Retired course
This course has been retired and is no longer supported.
About this lesson
Different tests are designed to test different quantities of test samples or test parameters. The correct test will ensure a meaningful analysis.
Exercise files
Download this lesson’s related exercise files.
Uni-, Bi-, Multi-Variate Tests.docx60.2 KB Uni-, Bi-, Multi-Variate Tests - Solution.docx
60.1 KB
Quick reference
Uni-, Bi-, Multi-Variate Tests
Different tests are designed to test different quantities of test samples or test parameters. The correct test will ensure a meaningful analysis.
When to use
Every analysis is in one of these three categories. The nature of the hypothesis will determine which one to use.
Instructions
Uni-variate Tests
Uni-variate tests are testing one dataset or one parameter within a dataset to determine its statistical behaviour and significance. This type of test will provide insight about the performance of that parameter or data set. However, it does not provide any insight about any other parameter or the relationship between that dataset or parameter and any other parameter.
An example of Uni-variate test is the calculation of descriptive statistics with respect to a dataset. This would include the calculation of the mean, median, and standard deviation of that dataset.
Bi-Variate Tests
Bi-variate tests compare two parameters or datasets to determine if there is a relationship. These hypothesis tests are normally looking for a specific relationship. The existence of the relationship provides clarity on whether to accept or reject a null hypothesis. This type of test is commonly used to test different potential root causes for an observed defect or process performance condition.

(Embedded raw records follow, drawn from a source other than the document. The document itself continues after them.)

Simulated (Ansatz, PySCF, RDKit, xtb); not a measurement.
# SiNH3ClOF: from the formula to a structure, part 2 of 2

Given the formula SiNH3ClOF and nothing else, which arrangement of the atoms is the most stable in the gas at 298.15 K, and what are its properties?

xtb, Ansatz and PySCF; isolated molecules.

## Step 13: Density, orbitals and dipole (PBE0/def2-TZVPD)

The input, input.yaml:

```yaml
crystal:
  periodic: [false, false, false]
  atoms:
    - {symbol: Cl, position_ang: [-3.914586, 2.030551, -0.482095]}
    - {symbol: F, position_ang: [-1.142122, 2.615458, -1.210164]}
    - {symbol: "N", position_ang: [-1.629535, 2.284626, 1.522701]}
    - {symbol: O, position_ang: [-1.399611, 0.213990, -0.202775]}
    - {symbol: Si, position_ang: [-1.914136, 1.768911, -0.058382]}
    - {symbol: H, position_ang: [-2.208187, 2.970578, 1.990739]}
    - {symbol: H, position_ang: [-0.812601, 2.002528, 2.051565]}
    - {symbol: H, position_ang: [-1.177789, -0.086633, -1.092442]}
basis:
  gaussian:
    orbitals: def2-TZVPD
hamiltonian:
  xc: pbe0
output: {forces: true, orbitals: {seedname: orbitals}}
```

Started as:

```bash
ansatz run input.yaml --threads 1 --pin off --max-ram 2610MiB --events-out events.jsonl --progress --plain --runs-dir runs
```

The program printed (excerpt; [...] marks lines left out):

Examples of this type of test are a correlation study to determine if two factors are related and the nature of that relationship. Another example is tests of two datasets to determine if their respective descriptive statistics are statistically different. If there is a difference, the characteristic that separates the two datasets is an indicator of the root cause for the difference.
Multi-Variate Tests
These are tests that include two or more parameters or datasets. While these will work with just two datasets, they typically are used when there are more than two independent parameters or datasets. These tests are used to de-clutter or simplify a large complex dataset to focus on those aspects that are most significant. There are three types of multi-variate tests:
- Factor analysis – This type of test is used to determine which factors that are used to describe a dataset are of high significance for predicting performance and which are not. In its simplest form, it is a Pareto analysis. When doing multi-variate regression analysis, it determines which variables or factors are most important and assigns a large value for the coefficient of that factor.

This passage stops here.